SXSW 2012 Review: BEAST

Editor, Canada; Montréal, Canada (@bonnequin)
SXSW 2012 Review: BEAST
With BEAST making its U.S. Premiere tonight SXSW, we take this opportunity to look back at Shelagh's review from Sitges 2011.

Love can make anyone behave strangely. The chemicals that flood the brain when love arrives turn all our emotions into extremes: we want the one we love to the point of obsession. But some tip over that point into madness, such madness that can turn the affected person into an animal. Such is the case of Bruno in Christoffer Boe's new film Beast. Bruno is so in love with his wife Maxine, that love turns to destruction in a most surreal and insane manner.

When we first meet Bruno and Maxine, they are just beginning their life together. But in the next scene, we see that things have not turned out as hoped. Maxine does not love Bruno anymore, and has begun to have an affair. But Bruno's love has turned to a consumptive obsession. And that consumption is literal, for he desires to consume her bodily fluids to keep her inside him. As Bruno learns of Maxine's affair, he begins to play games with her and her lover, even as he undergoes his own psychological and physical transformation.

The film was shot in just a few weeks on a minimal budget, but this is to its credit. No time is wasted in a build-up of showing how the marriage faltered. Even in the few moments when we see them happy, it is obvious that Bruno's love is somewhat unhealthy. Boe uses the minimalist setting and landscape to let the emotions of the characters run wild. In the wintertime, the heat of passion can burn incredibly hot to keep out the cold. This contrast of temperatures makes each feel that much more potent. Maxine's heart grows colder and colder as her obsession wanes, and Bruno's heat grows so that he is walking in his own personal hellfire that covers him like an extra layer of skin. Meanwhile, Maxine wears large coats and sweaters as though Bruno is sucking the life from her. Which he is, figuratively and literally.

As Bruno, actor Nicolas Bro is a powerhouse. He is a large man, but even this body cannot contain his rage. In one powerful scene, after a rather sadomasochistic sexual encounter with his life involving the consumption of her blood, he screams at his half-naked self in front of the mirror, recharged like a demon. Over drinks with his wife's lover (who is ignorant of Bruno's knowledge of the affair), his attempt at friendly conversation becomes a frenetic verbal vomiting that shows a man already well over the edge. Usually, it is the woman who is shown as penetrated physically by a man, and rendered emotionally and psychologically damaged. But in Bruno's case, his need for his wife to penetrate him via her blood and other things leave him damaged. This damage causes him to transform quickly and horribly into a thing of terror.

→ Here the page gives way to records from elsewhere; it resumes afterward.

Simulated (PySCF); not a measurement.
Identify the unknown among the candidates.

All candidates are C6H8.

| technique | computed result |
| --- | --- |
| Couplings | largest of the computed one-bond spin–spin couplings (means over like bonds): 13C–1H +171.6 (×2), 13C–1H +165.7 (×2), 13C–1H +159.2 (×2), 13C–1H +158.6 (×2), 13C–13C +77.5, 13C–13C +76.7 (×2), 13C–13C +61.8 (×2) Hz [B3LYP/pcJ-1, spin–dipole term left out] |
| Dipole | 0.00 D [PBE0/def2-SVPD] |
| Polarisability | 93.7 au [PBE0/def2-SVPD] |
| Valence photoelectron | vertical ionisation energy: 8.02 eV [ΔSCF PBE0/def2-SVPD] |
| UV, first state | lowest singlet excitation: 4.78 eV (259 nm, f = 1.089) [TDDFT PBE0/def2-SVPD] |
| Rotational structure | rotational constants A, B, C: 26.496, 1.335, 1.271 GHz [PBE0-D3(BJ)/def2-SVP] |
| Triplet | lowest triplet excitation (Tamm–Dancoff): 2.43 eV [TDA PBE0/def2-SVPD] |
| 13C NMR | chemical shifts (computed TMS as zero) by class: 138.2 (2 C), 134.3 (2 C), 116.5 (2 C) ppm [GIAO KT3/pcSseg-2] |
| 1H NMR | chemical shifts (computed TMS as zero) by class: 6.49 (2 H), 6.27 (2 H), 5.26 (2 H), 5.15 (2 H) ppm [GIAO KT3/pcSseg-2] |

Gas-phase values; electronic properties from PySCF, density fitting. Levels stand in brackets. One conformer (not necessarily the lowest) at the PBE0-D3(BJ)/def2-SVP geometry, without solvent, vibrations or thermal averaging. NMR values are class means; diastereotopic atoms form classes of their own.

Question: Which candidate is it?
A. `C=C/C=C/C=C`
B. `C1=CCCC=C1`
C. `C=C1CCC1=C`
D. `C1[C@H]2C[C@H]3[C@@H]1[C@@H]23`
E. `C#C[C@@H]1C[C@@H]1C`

Boe strips away the romance as he strips away all photographic and sonic pretense from the film. This is the beating drum of love as seen through the actual heart (as oppose to its iconic symbol): a powerful muscle, red and pumping to the point of attack. This heart eats away until there is nothing human left. A visceral, dark and disturbing portrait of a man whose love drives him to chaos.